Pearl City Books: Author Misty Urban on Managing a Small Press

Misty Urban at an author’s fair

For quite a while now, I’ve devoted this space to conversations with Iowa’s indie authors—the writers who are using self-publishing tools to get their words in front of readers without relying on the traditional publishing world. As it would turn out, self-publishing tools have also made it possible for small presses to step into the gap between independent publishing and the established publishing houses.

Take, for example, Pearl City Press, a project of Writers on the Avenue (WOTA) in Muscatine. I talked with Misty Urban—an author I interviewed in November 2021—about the origin of the press and her hopes for its future. Urban serves as the volunteer managing editor of Pearl City Press.

“So many people come to Writers on the Avenue and they’re looking for publication opportunities,” she told me. “We were always just a group of fellow writers supporting each other and talking about craft and talking about craft and talking about craft. And finally, I just had heard so many people who were bewildered by the publication process, exhausted by the publication process, or perhaps most compelling, had really good manuscripts that were met with rejection because of this thing called ‘marketability.’”

She found herself wondering if WOTA could add a publishing arm.

“I thought, We’re a writing group. We have some small financial resources, we have really talented people who can make up an editorial board, and we have local talent we can tap for anything we can’t do ourselves. So why don’t we start a press?”

Urban and those on the editorial board of the new press were not interested in simply publishing whatever manuscripts came their way or limiting themselves to WOTA community members.

“It was never intended to be just a vanity press for just us,” Urban said. “It was meant to be a press that will, as our mission says, help the stories that we think have real meaning and tell an unusual or unique or unheard story—our mission is to get those out to the world. . . . We want to be sure we publish good books.”

Writers on the Avenue dates back to 1990, and the organization has done a limited amount of publishing over the years.

“Their goal from the very beginning was to support and encourage local writers,” Urban explained. “In 1991, they published their first anthology which was a way to kind of professionalize some of them, to share their work, to share their voices, to let people in the community know this is happening in Muscatine.”

The size of the WOTA community has waxed and waned over time, but the group has persisted and continued to publish the occasional anthology. In 2020, WOTA published their 30-year anthology, feature members from the past as well as brand-new writers to the group. “That anthology was a big celebration of what we do,” she said. “We’re continuing to grow.”
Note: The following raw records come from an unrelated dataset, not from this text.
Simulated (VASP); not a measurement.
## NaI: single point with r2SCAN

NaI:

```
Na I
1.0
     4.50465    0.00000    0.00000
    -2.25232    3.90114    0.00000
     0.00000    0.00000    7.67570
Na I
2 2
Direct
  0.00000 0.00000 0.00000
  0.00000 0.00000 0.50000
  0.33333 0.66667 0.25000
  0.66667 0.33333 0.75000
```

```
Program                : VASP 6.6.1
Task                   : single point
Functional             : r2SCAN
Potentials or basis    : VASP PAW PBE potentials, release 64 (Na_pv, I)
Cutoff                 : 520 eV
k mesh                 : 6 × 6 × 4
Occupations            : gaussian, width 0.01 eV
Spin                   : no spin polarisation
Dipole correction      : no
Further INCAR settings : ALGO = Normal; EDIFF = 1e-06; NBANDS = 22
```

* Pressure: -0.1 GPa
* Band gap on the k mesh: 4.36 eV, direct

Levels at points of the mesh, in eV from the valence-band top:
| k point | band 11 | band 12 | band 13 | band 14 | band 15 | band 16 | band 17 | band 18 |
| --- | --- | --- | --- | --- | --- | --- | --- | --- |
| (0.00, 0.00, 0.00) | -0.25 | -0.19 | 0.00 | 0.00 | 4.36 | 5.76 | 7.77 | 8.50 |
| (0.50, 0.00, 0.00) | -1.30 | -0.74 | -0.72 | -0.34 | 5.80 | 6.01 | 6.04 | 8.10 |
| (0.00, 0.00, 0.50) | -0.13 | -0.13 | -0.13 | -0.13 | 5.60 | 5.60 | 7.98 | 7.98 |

Pearl City Press, however, has started a new chapter in WOTA’s publishing history. To date, the press has published two books, including a short story collection by Urban herself titled Married, Living in Italy.

“That was the guinea pig. When we were forming the press, I said to the editorial board, ‘You know, we’re going to make a lot mistakes with the first one. Let’s use one of our books to do it.’” It turned out that Urban’s collection was in the best shape to be the inaugural project for Pearl City Press.

The second book Pearl City Press put out was The Last Voyage of the Marigold by Davenport author Dan Moore, an adventure at sea involving old grudges, longstanding secrets, and a quest to secure the captain’s future while escaping a darker past. It’s a largely successful novel, and resulted from a collaborative process with Pearl City Press—starting with a request that the author revise and resubmit his manuscript.

“He went through the whole process with his book, and it took a while, but he was a champ about it,” Urban says. “He was extremely professional. He was fun to work with . . . and I’ve just been thrilled with the final book.”

There’s a third project in the offing, and Urban hopes that the press can eventually publish six to ten titles each year.

“And I mean really good titles. Beautiful cover art, solid editing, real book launches where we kind of have prelease buzz and that sort of thing. That, I think, would be a lot of fun.”

Pearl City Press isn’t ready to ramp up to that point just yet, however. In fact, so far, the press has not had an open submissions period. “Looking at the actuality of our resources, what it takes to put into a book, I don’t want to commit to too many things down the road and then not be able to fulfill on a contract. . . . But in time, I really am committed to that mission of unheard voices.”

Readers can purchase copies of Married, Living In Italy and The Last Voyage of the Marigold at Pearl City Press. Proceeds from sales fund WOTA’s various activities, including workshops, author visits, and publicity.

“We want to get word out there that WOTA exists, that it’s a really fun, laidback group that is there to support other authors, wherever they are in the process.”